The solitude was gone. The long nights alone gave way to exhausting evenings sitting in a ward watching and waiting. There was plenty of time to think, but the thinking was about childhood. My mother wanted things to be her way. She wanted me to be her child. She wanted to be my mother. My siblings spent more time together than they had ever done. I am fourteen years older than my youngest sister. When I left home at 18, I devoured a new world. I started my own family. Most of my siblings were left in the old world where they grew up and started their own families. But now we were together, we hae one mission. We need to stand by our mother. My high school friends also stepped in, giving me respite, giving me advice and walks in the dark. I found my old life there and it grew and developed. I spent hours thinking about what to write, about my life, about my mother, about what to write.

Then I came home.

After being away for three months, I am trying to find my life again. Maybe I did find my life. Maybe my life is the sum of its parts. I may leave portions behind, but they are still there. They can delight or haunt me, they can support me or devastate. Writing will surely help to sort this out.

 

This entry was posted on May 29, 2017. 1 Comment

7/52 Immigrants

Yesterday, I marched with immigrants. I don’t think I marched for myself. I marched for those who could not march.

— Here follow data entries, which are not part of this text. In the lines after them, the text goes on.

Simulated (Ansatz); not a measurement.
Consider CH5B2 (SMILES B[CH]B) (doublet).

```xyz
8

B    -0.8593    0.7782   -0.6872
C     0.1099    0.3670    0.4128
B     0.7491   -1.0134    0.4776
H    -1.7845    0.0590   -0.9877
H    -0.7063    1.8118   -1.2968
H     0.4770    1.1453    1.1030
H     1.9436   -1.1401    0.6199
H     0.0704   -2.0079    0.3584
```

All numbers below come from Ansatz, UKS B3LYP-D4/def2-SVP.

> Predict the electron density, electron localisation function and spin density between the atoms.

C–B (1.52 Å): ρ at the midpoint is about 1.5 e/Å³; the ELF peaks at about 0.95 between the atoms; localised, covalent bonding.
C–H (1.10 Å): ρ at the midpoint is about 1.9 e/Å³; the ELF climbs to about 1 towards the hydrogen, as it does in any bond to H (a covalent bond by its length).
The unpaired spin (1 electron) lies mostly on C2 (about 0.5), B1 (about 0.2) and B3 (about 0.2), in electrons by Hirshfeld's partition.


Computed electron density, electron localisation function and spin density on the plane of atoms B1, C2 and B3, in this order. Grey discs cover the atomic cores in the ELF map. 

I am an immigrant and so is my second son. But I have papers and so does my son. That makes a difference. I don’t think I did much to earn the honor of receiving papers. It just happened. We were lucky. Two of my other children were immigrants, but they chose to return home. The life of an immigrant was not for them. The call of home, of identity, was too strong.

My grandmother was an immigrant from England. She came to Australia to be with her sister and, I think, to escape from a less than wonderful world. To escape from crowding and bigotry and a marriage. She came to a land where she could not marry her partner of many years, where her children needed to remove their one pair of shoes after school. I wonder if she found her new country to be better. I never asked her and now I will never know.

My great-grandfather was an immigrant from Indonesia. He was sold for a bag of rice and became a companion for a captain’s wife. They say she brought him to Australia and treated him the way she did all her other children. But, even if that were true, did he feel equality, equity, humanity? He wasn’t allowed to marry. His skin was too brown. He lived as a fisher, was shipwrecked and saved those who were shipwrecked. A tram brought an end to him. His usual stop was cancelled, but he got off anyway.

My two countries, Australia and America, were once free of humans so in a way we are all immigrants. This world now has billions of people who continue to reproduce and who continue to search out new and better places to live. Humans are immigrants and I am human.